# Running Latent Dirichlet Allocation (LDA) on word counts

I have difficulties understanding the VB implementation lda-c. In particular, the method expects as input a bag-of-words representation of documents, where distinct words appearing in a document are mapped to the number of their occurence in that document. The generative model, however, seems to be specified in terms of a sequence of words per document denoted by $w_{d, n} \in \{1,\ldots,V\}$ for the $n$-th word taken from our vocabulary of size $V$ in the $d$-th document. Each word is assigned a latent topic variable $z_{d,n} \in \{1, \ldots, K\}$. Given $z_{d,n}$ and word distributions $\beta_k$ per topic $k$, the likelihood is written as $$P(w_{d,n} \mid z_{d,n}, \beta) = \beta_{w_{d,n}, z_{d,n}}$$ This formulation seems to specifically rely on knowing each word in the document.

So if I instead observe only a histogram of words $n_d$ where $n_{d,j}$ is the number of times word $j$ appears in document $d$, how would the likelihood $P(n_{d,n} \mid z_d, \beta)$ look like?

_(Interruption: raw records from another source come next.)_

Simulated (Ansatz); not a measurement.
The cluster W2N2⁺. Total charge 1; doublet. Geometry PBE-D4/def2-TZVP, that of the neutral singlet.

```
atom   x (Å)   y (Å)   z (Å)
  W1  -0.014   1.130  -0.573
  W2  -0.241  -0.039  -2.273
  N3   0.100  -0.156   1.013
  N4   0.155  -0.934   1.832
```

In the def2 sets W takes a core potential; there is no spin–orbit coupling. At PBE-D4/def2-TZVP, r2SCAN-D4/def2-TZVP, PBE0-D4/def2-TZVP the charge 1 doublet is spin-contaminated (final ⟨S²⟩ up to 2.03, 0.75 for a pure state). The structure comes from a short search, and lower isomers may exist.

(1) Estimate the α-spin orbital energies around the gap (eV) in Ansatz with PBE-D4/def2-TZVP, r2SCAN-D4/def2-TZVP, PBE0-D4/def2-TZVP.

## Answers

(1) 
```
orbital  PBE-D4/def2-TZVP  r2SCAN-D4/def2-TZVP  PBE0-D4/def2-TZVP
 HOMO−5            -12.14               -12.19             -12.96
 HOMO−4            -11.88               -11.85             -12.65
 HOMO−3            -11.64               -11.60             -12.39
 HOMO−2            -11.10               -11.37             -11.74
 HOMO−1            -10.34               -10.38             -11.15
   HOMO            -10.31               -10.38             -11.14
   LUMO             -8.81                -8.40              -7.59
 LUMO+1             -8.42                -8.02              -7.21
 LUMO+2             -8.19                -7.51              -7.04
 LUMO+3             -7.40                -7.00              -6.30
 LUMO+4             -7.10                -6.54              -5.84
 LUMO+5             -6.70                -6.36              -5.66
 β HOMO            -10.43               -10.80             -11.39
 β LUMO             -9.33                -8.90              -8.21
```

It feels like there should be a way to rewrite $P(w \mid z, \beta)$ as $P(n \mid z, \beta)$ as the word sequence is really exchangeable.

• Look at section 3.1 of the original paper. Topics are exchangeable but words aren't necessarily May 27, 2015 at 12:32

When you only have word counts but no documents you can generate a document from the word counts by putting the words according to their frequency in random order into the document. Then the algorithm runs smoothly without rewriting.

In the original LDA paper the authors note that the variational parameters $\gamma$ and $\phi$ are functions of the words $\mathbf{w}$ because the optimization of the lower bound is done for fixed $\mathbf{w}$. This means that for document $d$, topic $i$, and word positions in the document $n_j$ and $n_k$, if $w_{dn_j} = w_{dn_k}$, that is words $n_j$ and $n_k$ are the same, then:

$$\phi_{dn_ji}(w_{dn_j}) = \phi_{dn_ki}(w_{dn_k})$$

The M-step update for $\beta$ is

$$\beta_{ij} \propto \sum_{d=1}^M\sum_{n=1}^{N_d} \phi_{dni}w_{dn}^j$$

Then we see that the inner sum is counting the number of times word with identity $j$ appears in document $d$ and multiplying that by some $\phi_{dji}$. So we can rewrite the M-step update as:

$$\beta_{ij} \propto \sum_{d=1}^M \phi_{dji}n_{dj}$$

where $n_{dj}$ is the number of times the word $j$ appears in document $d$. Notice that for each document we don't have as many $\phi$ values as there are words in the document. There are only as many distinct $\phi$ values as there are distinct words.

This is why lda-c expects bag-of-words input.